In Jamaica’s capital city, ties to the monarchy run deep.
The markets in downtown Kingston are called Coronation, Jubilee and Queen’s and many of their traders remember Queen Elizabeth II with fondness.
“I loved her so much,” says Steve Pryce, between cutting slices of watermelon on his fruit and vegetable stall. “When I heard she died I was the first one crying in Jamaica.”
But this is an island divided on its future, with recent polling suggesting more than 50% of people would favour Jamaica becoming a republic and breaking away from the monarchy. The death of the Queen has accelerated a debate which, broadly speaking, carries a generational split.
Older Jamaicans tend to hold onto tradition, with some wistfully recalling times when the relationship with the United Kingdom was even closer.
“I have family members who lived in England, went to school in England and married English women or English men,” says Alexis McDavid, an outreach officer at the National Museum Jamaica. “That connection is still very much there.
“But I personally believe the younger generation coming up in politics need to really push for the referendum [on Jamaica becoming a republic] to happen, because that process is going to take time, perhaps even years. I do think that the monarchy’s days in the Caribbean are numbered.”
A new generation
At Kingston College, some of the country’s best young sprinters are training after school. Jamaica’s dominance on the world stage is a source of national pride, its medals viewed as a symbol of independence.
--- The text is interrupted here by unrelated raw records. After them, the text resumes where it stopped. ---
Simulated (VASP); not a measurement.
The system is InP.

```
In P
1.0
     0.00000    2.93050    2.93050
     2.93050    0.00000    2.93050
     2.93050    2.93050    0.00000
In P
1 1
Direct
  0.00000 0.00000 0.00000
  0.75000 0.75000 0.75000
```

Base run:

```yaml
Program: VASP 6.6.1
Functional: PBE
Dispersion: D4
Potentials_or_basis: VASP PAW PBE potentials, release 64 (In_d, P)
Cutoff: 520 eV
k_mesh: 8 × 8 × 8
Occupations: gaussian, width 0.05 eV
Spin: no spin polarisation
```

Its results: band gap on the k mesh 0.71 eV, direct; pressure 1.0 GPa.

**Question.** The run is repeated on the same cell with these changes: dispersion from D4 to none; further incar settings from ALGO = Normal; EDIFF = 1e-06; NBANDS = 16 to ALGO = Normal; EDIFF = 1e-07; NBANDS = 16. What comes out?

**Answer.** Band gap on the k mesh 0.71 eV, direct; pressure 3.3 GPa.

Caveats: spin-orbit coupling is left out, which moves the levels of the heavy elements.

For the teenage boys practising their sprint start, those they view as Kings and Queens compete on the track, but the future of the British monarchy here is more uncertain.
“I don’t know what the royal family does for Jamaica,” says Nicholas Francis, a 100m and 200m runner. “I wish King Charles the best, but I don’t know what he’s doing in the community I’m from.”
Antwon Walkin, a discus thrower from Turks and Caicos, says Jamaica is ready for a referendum on becoming a republic. “I think there’s a trend with the bigger Caribbean countries, Barbados and Trinidad, both becoming republics.
“I think that Jamaica is behind that kind of movement and for their own elected head of state.”
Jamaica gained political independence from Britain in 1962 but the Queen remained head of state and visited six times during her reign. Royal visits over the decades have been marked by calls for an apology over the monarchy’s role in supporting the slave trade during colonial rule.
“There’s never been an apology,” says Alexis McDavid. “There’ve been roundabout apologies, but not a real sincere apology for the atrocities committed on our former enslaved African ancestors. That apology needs to come from the royal family and the British government, both hopefully at the same time.”
When the then Duke and Duchess of Cambridge came to Jamaica earlier this year, Prince William expressed “profound sorrow” over slavery. But their trip was beset by poor optics, not least when Catherine was pictured holding hands with black children through a wire fence.
Jamaican politician Lisa Hanna says the death of the Queen has “cemented” Jamaica moving to become a republic.
“I think Gen Zs and Millennials, even Boomers are saying ‘this is a time now for us to chart our own destiny’,” says Hanna.
“We don’t want those generations or the future generations having to deal with some of the same systemic problems that we dealt with in terms of classism, in terms of the lack of education, in terms of living in the margins of society. We want to have our own people leading us.”
Jamaica is much altered from the country which Queen Elizabeth II became head of state of in 1952.
It has evolved socially, culturally and economically and its views of the monarchy have, too, meaning King Charles III faces complex challenges here and across the commonwealth.
This is an island which may soon choose to cut itself adrift from old institutions.